On PPC it does not produce an exception. Inspection of the assembler reveals, in part:

        cmpwi cr7,r0,0
        beq cr7,L5
        lwz r2,60(r30)
        lwz r0,56(r30)
        divw r2,r2,r0   ; ordinary integer divide
        stw r2,72(r30)  ; store the quotient
        b L7
  L5:
        li r0,0         ; else load 0
        stw r0,72(r30)  ; store the 0

The following thread has more about the reason PPC does not raise exceptions for these overflows:

http://fixunix.com/embedded/341544-divide-zero-does-not-cras...

But they're only thinking about division by 0, not by -1.

barrkel · on Sept 8, 2011

Intel x86 spec for idiv says Interrupt 0 is triggered if the quotient is too large to fit in the designated register. That would seem to be the case here.

eggnet · on Sept 8, 2011

No, in two's complement:

int_max + 1 == -int_min

ajross · on Sept 8, 2011

Two's complement negation of N is defined as ~N+1 (try it). ~INT_MIN == ~0x80000000 == 0x7fffffff. 0x7fffffff+1 = 0x80000000.

eggnet · on Sept 19, 2011

In your last step there you are literally adding one to INT_MAX, which is an overflow. Hence the exception.

ScottBurson · on Sept 8, 2011

I pity all you benighted knaves who still labor with bounded-precision integers. Lisp has tried to show you the True Way for decades now, but you have not listened! Unbounded-precision integers would free you from your chains!

(Obviously tongue-in-cheek... mostly... :-)

marshray · on Sept 8, 2011

If Giuseppe Peano had not handed down to us unbounded precision integers, it would have been necessary for John McCarthy to invent them.

Why?

To count all those freakin parentheses! HAHAHAHAHAA!
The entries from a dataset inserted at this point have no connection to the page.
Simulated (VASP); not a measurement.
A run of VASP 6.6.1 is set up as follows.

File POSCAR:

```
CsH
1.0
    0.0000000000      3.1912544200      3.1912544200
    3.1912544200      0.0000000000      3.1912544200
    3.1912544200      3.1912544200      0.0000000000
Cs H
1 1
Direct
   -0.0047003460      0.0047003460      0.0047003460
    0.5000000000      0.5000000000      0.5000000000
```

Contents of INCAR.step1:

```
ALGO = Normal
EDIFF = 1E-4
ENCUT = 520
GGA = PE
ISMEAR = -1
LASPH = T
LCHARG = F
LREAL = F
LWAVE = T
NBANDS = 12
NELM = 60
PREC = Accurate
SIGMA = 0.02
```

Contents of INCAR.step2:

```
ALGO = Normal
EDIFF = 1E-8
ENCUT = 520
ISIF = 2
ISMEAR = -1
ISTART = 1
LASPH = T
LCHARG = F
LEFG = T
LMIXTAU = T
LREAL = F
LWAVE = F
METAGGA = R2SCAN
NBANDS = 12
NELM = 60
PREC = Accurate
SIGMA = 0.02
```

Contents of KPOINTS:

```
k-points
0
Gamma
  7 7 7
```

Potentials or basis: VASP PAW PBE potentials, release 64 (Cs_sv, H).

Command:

adobriyan · on Sept 8, 2011

It isn't bounded-precision per se that is the problem. Bounded precision by default is.

Add absence of unbounded precision integers in a language and non-fixed sizes of existing integer types and now it is a proper problem.

zokier · on Sept 8, 2011

Some[1] have listened.

[1] http://gmplib.org/